By Global Consultants Review Team
Finance Minister Nirmala Sitharaman has announced that the government will now allow 100% Foreign Direct Investment (FDI) in the insurance sector. This major reform, presented in the Union Budget 2025, raises the FDI limit from the earlier cap of 74 percent. The move is aimed at attracting more international players, improving competition, generating employment, and increasing the overall efficiency of insurance services in India.
According to the minister, full foreign ownership will allow insurance companies to adopt better technology and automation. This is expected to result in faster policy approvals, quicker claim processing, and improved customer service. It will also help insurers expand their services across the country, especially in under-served and rural areas.
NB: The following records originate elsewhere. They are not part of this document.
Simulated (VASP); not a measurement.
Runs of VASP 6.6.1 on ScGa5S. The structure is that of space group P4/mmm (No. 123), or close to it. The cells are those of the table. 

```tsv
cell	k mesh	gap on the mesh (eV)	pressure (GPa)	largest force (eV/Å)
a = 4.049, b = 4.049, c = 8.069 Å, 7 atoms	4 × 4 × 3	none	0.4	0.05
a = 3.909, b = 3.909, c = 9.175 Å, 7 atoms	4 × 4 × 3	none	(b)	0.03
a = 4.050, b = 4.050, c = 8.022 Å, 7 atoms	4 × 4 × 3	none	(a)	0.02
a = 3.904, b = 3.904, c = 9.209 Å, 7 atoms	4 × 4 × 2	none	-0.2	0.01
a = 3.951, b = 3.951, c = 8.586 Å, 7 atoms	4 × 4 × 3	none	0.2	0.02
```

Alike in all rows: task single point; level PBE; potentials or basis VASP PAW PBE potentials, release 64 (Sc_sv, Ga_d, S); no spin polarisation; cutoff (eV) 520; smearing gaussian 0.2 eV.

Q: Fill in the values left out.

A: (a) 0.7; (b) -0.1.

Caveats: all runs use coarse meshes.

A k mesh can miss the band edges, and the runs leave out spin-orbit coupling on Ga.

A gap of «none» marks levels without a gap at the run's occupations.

Despite the increase in FDI, strong regulatory safeguards will remain in place under the Insurance Act, 1938. Insurance companies will still be required to invest only within India and in safe, approved government securities. Their investments must always align with the interests of policyholders. Companies must also maintain at least 50 percent more assets than liabilities and a solvency margin of 150%, as per IRDAI guidelines.
The Insurance Regulatory and Development Authority of India (IRDAI) will continue to supervise all insurance firms to ensure transparency, financial stability, and proper customer service. If an insurer is found working against the interest of policyholders, the IRDAI can dismiss the board and appoint an administrator. Insurance companies will also need to comply with the Companies Act, 2013, which governs board structure, dividend rules, and corporate governance.
In a related development, the government has also amended the Banking Regulation Act, 1949. From August 1, 2025, the maximum term for directors of co-operative banks, excluding chairpersons and whole-time directors has been extended from 8 years to 10 years.
These changes are part of the government’s efforts to modernize the insurance and banking sectors, attract global investments, and ensure better services for Indian consumers while keeping strong regulatory protections in place.